Marc Bolland’s six-year reign as CEO of the U.K.’s biggest clothing retailer Marks & Spencer Group Plc
The company said Thursday Bolland will retire in April after a disastrous Christmas season rounded off a year that undid much of his earlier success at the venerable high street stalwart.
After a rocky start, Bolland appeared to have made big progress in keeping M&S relevant in the age of fast fashion, multichannel delivery and, specifically, Amazon.com
, overseeing a big revamp in M&S’s online presence and repositioning its food business to escape the ravages that German discounters Aldi and Lidl were wreaking on supermarket chains such as Tesco Plc
and even Walmart Stores Inc.’s
U.K. unit Asda.
However, the company’s shares have fallen by some 25% since the middle of last year as those challenges refused to go away, leading to a string of disappointing trading results. These were capped on Wednesday by the announcement that same-store sales had fallen 5.8% in the crucial third quarter of its fiscal year that runs through the Christmas period. Not even a 21% year-on-year rise in online sales and its “best ever” Christmas for food sales were enough to stop group revenue stagnating from the same period a year earlier. Its biggest rival John Lewis Plc had, by contrast, posted a 5.1% rise in same-store sales.

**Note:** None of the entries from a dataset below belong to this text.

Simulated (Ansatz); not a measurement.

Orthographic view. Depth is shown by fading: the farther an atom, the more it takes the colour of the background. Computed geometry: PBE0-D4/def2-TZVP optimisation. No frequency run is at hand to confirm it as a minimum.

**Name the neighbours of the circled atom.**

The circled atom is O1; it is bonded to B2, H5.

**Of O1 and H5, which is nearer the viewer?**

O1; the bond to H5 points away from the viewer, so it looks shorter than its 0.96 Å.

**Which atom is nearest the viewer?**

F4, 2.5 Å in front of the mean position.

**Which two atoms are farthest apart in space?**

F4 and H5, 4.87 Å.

Chairman Robert Swannell said in a statement that Bolland had led M&S “through a period of necessary change,” in which “the company has made significant investment in enhanced infrastructure and capabilities.” On a conference call with investors, Swannell said there had been “absolutely no pressure at all” on Bolland to leave, despite constant rumors about his departure in the British media over the last year.
Part of the reason for the poor performance was M&S’s refusal to join a stampede of discounting ahead of the festive season, gambling that the relatively mature recovery in the U.K. economy would encourage shoppers to be less pernickety about price. That gamble appears to have backfired. Another factor, over which it had less control, was unseasonably warm weather ahead of the Christmas season (thanks to the El Niño phenomenon), depressing demand for new winter apparel. Rival fashion retailer Next Plc
had reported similar woes at the start of the week.
Bolland, a Dutchman who rose to prominence as chief operating officer at brewing group Heineken NV
will be replaced as CEO by Steve Rowe, an M&S veteran of 22 years. Rowe has been running the group’s general merchandise division, which includes the key area of apparel. The news of his appointment sent the company’s shares up 1.4% in London on a morning when most of the FTSE 100 index was deeply in the red.
Rowe’s appointment raises questions over the future of Laura Wade Gery, one of the U.K.’s most high-profile businesswomen, who had been tipped by many to succeed Bolland. Wade Gery, 50, had taken maternity leave in September last year with the intention of returning in January, but the company said last week she would extend that leave for another nine months.
UPDATE: This story has been updated with more detail about Laura Wade Gery and comments from the company’s conference call.